Comment: Data Base Marketing Not a One-Note Tool

Almost every financial services company in the developed world is using a data base for marketing. For the most part, these companies look at data base marketing as something confined to the marketing department.

We need to consider that the benefits of a marketing solution can be extended far beyond that.

By infusing a marketing data base with customer profitability measures, sales and service transactions, customer preferences, risk profiles, and other external information, we transform it into "customer intelligence."

A customer intelligence system can generate significant returns in functions as diverse as financial, risk, and credit management and in information systems operations. Three basic principles should guide the adoption of these solutions:

The organization should expect high returns on the investment.

These returns will come principally from revenue enhancements rather than cost savings.

Many revenue enhancements will be generated outside the marketing department.

The most important key to such large and diversified returns is the incorporation of customer profitability measurements in the data base. You must be able to tell which of your relationships create value, which destroy value, and what drives value creation.

Without this vital information, data base marketing is simply a more expensive way to conduct the inefficient mass-marketing techniques of the past. You may be able to track sales more accurately, but you will not be able to tell whether you are making money in the value exchange.

Almost every independent study shows that financial services companies are probably losing money on most of their new accounts and new customers.

The largest initial returns can be expected in financial management. Most organizations recognize that they have a wide range of profitability in their customer base. Customer intelligence, combined with sharp financial analysts armed with powerful query tools, will let managers uncover profitability skews and their causes.

Action can be taken to minimize the skews and protect the most profitable accounts and customers. It has been shown that organizations can easily improve profits by 25% to 50% by focusing on profitability skews and taking corrective action.

Let's look at some other examples from the product management function.

Consider the traditional savings account. Most banks price this product at virtually no cost, assuming that net interest margin from the balances will offset the cost of the small number of transactions the average customer makes.

Enterprising customers have discovered that these accounts are the cheapest way to maintain a banking relationship. They use the savings account as a transaction account, making repeated deposits and withdrawals in the branch and at the automated teller machine, calling the telephone service center frequently to check on balances, requiring monthly statements, maintaining minimal balances, and paying the bank little or nothing for these privileges.

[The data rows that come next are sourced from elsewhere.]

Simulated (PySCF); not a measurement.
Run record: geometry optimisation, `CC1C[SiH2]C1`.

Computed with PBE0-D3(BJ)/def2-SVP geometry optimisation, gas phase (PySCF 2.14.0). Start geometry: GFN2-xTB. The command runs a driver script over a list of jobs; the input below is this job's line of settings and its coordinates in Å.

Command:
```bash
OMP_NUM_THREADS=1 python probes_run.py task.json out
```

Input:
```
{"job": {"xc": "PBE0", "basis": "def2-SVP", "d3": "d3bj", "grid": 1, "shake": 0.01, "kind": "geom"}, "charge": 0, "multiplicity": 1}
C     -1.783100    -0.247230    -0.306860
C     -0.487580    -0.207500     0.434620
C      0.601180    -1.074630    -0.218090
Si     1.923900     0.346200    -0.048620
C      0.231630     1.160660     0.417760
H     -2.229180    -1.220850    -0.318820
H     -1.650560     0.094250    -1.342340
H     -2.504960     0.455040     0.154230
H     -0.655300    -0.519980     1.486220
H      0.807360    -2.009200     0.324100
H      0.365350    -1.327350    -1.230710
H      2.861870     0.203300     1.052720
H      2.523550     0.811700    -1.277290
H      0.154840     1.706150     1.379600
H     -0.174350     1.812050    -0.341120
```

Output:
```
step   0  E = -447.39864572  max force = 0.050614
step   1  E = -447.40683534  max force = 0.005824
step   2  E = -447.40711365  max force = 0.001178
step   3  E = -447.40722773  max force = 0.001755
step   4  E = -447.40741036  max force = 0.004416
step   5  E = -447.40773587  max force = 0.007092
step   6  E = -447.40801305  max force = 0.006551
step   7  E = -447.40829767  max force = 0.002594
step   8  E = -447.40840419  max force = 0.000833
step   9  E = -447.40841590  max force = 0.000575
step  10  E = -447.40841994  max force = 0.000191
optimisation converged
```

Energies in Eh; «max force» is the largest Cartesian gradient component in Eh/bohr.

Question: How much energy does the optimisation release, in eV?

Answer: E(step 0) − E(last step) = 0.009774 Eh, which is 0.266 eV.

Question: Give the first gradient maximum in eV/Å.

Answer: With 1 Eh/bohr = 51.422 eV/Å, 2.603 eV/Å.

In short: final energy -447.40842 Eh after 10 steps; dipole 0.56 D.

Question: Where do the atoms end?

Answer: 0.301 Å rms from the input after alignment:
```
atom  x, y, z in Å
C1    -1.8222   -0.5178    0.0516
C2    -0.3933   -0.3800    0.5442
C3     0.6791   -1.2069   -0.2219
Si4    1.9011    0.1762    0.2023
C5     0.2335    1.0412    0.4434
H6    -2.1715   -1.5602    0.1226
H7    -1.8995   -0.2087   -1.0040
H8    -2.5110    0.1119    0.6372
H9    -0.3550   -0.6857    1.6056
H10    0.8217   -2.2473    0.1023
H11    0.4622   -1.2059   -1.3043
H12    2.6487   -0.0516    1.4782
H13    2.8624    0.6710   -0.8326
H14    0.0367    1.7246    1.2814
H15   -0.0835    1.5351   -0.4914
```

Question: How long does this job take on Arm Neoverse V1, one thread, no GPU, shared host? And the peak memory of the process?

The problem is in the pricing structure. The enterprise has priced a product for the average low-volume user and hopes to make up the difference in volume. However, it will lose money on customers who make significantly more transactions than average.

Without customer profitability data, companies have no effective way to gauge how price elasticity varies from customer to customer and how it can affect consumer behavior. As a result, they must rely on average-pricing strategies that invariably create unprofitable accounts and relationships.

Customer profitability information lets the company identify unprofitable users and reprice products appropriately. Revised pricing structures can move high-volume users to lower-cost channels or to more fairly priced products like lifeline checking accounts.

The savings account example is an application of a profitability-enabled data base to product management, a function that blends the disciplines of marketing and financial management.

Fee waivers are another example. Product managers create fee schedules to keep transactions and products profitable, but front-line employees typically waive these fees at the first sign of customer discontent. A customer intelligence solution would let the customer service representative make more discerning waiver decisions.

If a customer's profile indicates the relationship is worth it, then the representative could grant the waiver and possibly use the customer information to make a recommendation for an additional product sale.

Though any one decision may seem trivial, fee waivers collectively add up to a major total of lost revenues at most financial companies. These firms must recognize that not all customers have the same value and that it is not always necessary to grease the squeaky wheel.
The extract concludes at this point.